And how did you first hear about Sound Radix?
Well I had Logic 9, and a bunch of 32-bit plug-ins, so I got Logic 10, and as always happens when you upgrade, things went absolutely haywire. Then I saw this programme called 32 Lives, and I thought ‘Aha! That’ll enable me to use my 32-bit plug-ins with the 64-bit architecture of Logic 10. So I gave it a trial and it worked; I got all my plug-ins back and it all worked perfectly so I bought it!
Now I’m doing a project, a reformation of my band Jody Grind; and I’ve got a drummer, a really good friend of mine called Charlie Morgan who played with Elton John for 12 years. He’s got a little studio in Nashville and he records the live drum tracks and sends them to me. He’s playing live drums and he hits the drums quite hard; and I would solo a tom-tom mic and hear the snare drum at equal voliume and I was thinking, ‘gosh’, what do we do here, that doesn’t work, that’s horrible!’ Then I noticed there was this piece of software called Drum Leveler – I think I’d seen a review of it in one of the magazines.

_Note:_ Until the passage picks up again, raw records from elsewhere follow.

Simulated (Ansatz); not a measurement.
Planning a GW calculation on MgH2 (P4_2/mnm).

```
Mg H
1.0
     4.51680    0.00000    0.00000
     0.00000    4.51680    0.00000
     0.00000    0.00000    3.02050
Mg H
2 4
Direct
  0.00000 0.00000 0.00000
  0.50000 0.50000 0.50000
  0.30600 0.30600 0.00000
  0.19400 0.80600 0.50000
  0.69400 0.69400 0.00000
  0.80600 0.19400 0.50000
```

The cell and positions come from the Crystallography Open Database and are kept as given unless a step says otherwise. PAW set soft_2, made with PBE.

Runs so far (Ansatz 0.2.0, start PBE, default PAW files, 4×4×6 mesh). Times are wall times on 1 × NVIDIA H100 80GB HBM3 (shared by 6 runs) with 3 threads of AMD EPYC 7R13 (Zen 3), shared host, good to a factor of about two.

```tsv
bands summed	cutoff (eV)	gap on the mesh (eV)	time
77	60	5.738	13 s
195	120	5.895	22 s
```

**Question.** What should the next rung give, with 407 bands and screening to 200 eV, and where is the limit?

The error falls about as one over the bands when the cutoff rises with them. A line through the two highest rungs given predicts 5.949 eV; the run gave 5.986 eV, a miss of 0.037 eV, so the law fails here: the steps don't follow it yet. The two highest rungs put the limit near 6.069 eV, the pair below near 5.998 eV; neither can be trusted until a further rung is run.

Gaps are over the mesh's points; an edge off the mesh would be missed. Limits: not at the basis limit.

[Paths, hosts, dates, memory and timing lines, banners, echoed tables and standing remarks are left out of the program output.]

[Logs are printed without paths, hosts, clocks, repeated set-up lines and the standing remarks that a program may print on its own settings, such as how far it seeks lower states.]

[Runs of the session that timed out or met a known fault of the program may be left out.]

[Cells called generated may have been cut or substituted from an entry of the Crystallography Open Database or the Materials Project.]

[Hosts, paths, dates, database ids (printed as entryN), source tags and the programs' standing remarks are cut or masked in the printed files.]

So I put Drum Leveler on one of the tracks… it didn’t separate the drums completely but I didn’t really want that, I just wanted a little bit of space between the drums. I haven’t got deep into it yet, I’m still using factory pre-sets really, but I thought ‘this is really good!’ and as I’m going to be doing lots of stuff like that with Charlie I thought I’d better buy it! It’s been great, I love it. I’m looking at some of the other Radix plug-ins like Auto-Align and SurferEQ too.
I’ve got a lot of software that I use, but those two in particular (32 Lives and Drum Leveler) have been wonderful tools for me, absolutely wonderful. I wouldn’t be able to use my plug-ins if I didn’t have 32 Lives. For 99 dollars it’s a steal for me!
You’ve had an amazing career and weathered several revolutions in the recording industry; what advice would you give your 16-year-old self as to what has kept you going?
When I do lecture at colleges I always tell them to go and learn the history, because I think that grounding is essential. That’s what I did, I went right back to find out what happened before Little Richard, right back to Louis Armstrong. I think it’s important to know where the music has come from and how it has progressed. I also do lectures on the history of audio recording which is another interesting subject. What I find with a lot of young kids is that although I used to have to go and find this stuff in libraries or drive 12 miles to a record store that had a Chuck Berry single or a Muddy Waters record; they’ve got all of this right at their fingertips and yet they still don’t know this stuff. Which really amazes me. Somehow they’re missing out on this wealth of knowledge. The information out there is extraordinary, but I think there are so many distractions now for kids – online gaming and all that stuff; when I was young there was just music and movies, that’s all there was. Things have changed.
So my advice is first, practice, practice, practice. Then find out the history of what you’re doing and the third thing is study law – copyright law – because that’s something I’ve had to learn the hard way. The rip-offs from musicians and artists over the years has been quite disgraceful. It’s very hard to make a living as a musician these days, very difficult. When I was 16 there weren’t many people that played music professionally, people didn’t believe me that I did it full time. There were a lot of live shows you could do. When I was in Bo Street Runners in the ‘60s that’s all we did five nights a week, just went and played gigs. It wasn’t a tour, it’s just what we did all the time. We’d record a single on a Monday which came out of the Friday, did a 3-hour session for a single, hope it was a hit, often it was; then that disappeared, month later do another one, do a bit of promo on it, play the gigs, get paid. That’s just what we did. Simple, very simple. We didn’t even have a phone in the house; didn’t have a TV or a phone, just listened to music all the time, and played.
Times have certainly changed, but one thing will remain constant: Hinkley’s dedication to getting the very best out of an artist with the ultimate technology at his fingertips.